Tuesday, August 7, 2018

Book review: Home for the Holidays by Heather Vogel Frederick

The thirty-third book I read in 2018 was the fifth book in Heather Vogel Frederick's Mother-Daughter Book Club series, Home for the Holidays.  This time around, the girls tackle the Betsy-Tacy series, though they talk their moms down from the entire ten-book series to only Betsy's high school years: Heaven to Betsy, Betsy in Spite of Herself, Betsy Was a Junior, and Betsy and Joe

This installment in the series is notable in that it marks the first time Becca, Chadwickius frenemus, gets to narrate point-of-view chapters.  It's also different in that it encompasses only half a school year -- and most of that is in a quick flashback; the actual narrative covers only Thanksgiving through New Year's, that is, the "holidays" of the title. 

Speaking of the title, no one actually is "home" over the school holidays.  The Chadwicks and the Wongs have booked a cruise together, a plan that gets fraught with complications when Becca's dad loses his job; Jess and Emma spend Christmas with Jess's aunt and uncle in New Hampshire; and Cassidy travels to California to visit her older sister Courtney and explore the possibility of her family moving back to LA for good.

While the club members are split up, their moms have arranged a Secret Santa gift exchange, only thanks to Jess's mischievous little brothers, all the gifts are switched, leading to bad feelings all around.

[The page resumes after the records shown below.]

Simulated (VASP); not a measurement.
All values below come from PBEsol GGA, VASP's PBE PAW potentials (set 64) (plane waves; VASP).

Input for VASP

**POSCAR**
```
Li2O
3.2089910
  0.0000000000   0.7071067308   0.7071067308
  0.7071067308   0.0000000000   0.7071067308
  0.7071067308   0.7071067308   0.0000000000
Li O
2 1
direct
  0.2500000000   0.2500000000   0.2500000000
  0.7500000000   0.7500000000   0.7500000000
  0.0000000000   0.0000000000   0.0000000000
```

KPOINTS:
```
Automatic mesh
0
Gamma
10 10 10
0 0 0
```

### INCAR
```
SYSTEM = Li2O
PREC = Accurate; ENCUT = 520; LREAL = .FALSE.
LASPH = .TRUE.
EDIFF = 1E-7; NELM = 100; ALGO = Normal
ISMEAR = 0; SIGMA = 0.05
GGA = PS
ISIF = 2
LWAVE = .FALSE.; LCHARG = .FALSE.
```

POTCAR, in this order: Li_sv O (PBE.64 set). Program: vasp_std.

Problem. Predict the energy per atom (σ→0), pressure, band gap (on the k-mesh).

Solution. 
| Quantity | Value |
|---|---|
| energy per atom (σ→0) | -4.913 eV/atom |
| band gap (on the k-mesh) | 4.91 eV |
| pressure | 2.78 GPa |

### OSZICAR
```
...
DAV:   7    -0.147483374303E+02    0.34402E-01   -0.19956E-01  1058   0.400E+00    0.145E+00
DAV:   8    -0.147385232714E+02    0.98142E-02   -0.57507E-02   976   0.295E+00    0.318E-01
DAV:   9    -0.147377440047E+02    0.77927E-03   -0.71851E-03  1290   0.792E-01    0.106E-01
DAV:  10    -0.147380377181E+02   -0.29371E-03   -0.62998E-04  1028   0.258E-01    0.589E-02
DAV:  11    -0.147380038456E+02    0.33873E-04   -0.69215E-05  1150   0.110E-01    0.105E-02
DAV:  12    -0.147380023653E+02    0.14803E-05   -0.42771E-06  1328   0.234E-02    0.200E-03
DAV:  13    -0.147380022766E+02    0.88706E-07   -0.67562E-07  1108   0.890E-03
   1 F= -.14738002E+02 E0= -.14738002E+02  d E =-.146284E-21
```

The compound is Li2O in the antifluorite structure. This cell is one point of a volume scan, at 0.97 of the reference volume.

The contrivances and misunderstandings around the Secret Santa gifts are a little much, as both Jess and Emma and Megan and Becca spend the holidays getting mad at one another over nothing.  Jess and Emma in particular grate, as they've been BFFs for so long that their being torn apart by petty lies spread by strangers rather than actually talking to one another is fairly unbelievable.  More annoying is Frederick's decision to make the dreamy cruise ship captain's son speak French, when she's not actually fluent in the language.  Philippe makes his way through a crowd with Becca by saying "Let's excuse ourselves," rather than "Excuse us," as Frederick no doubt intended.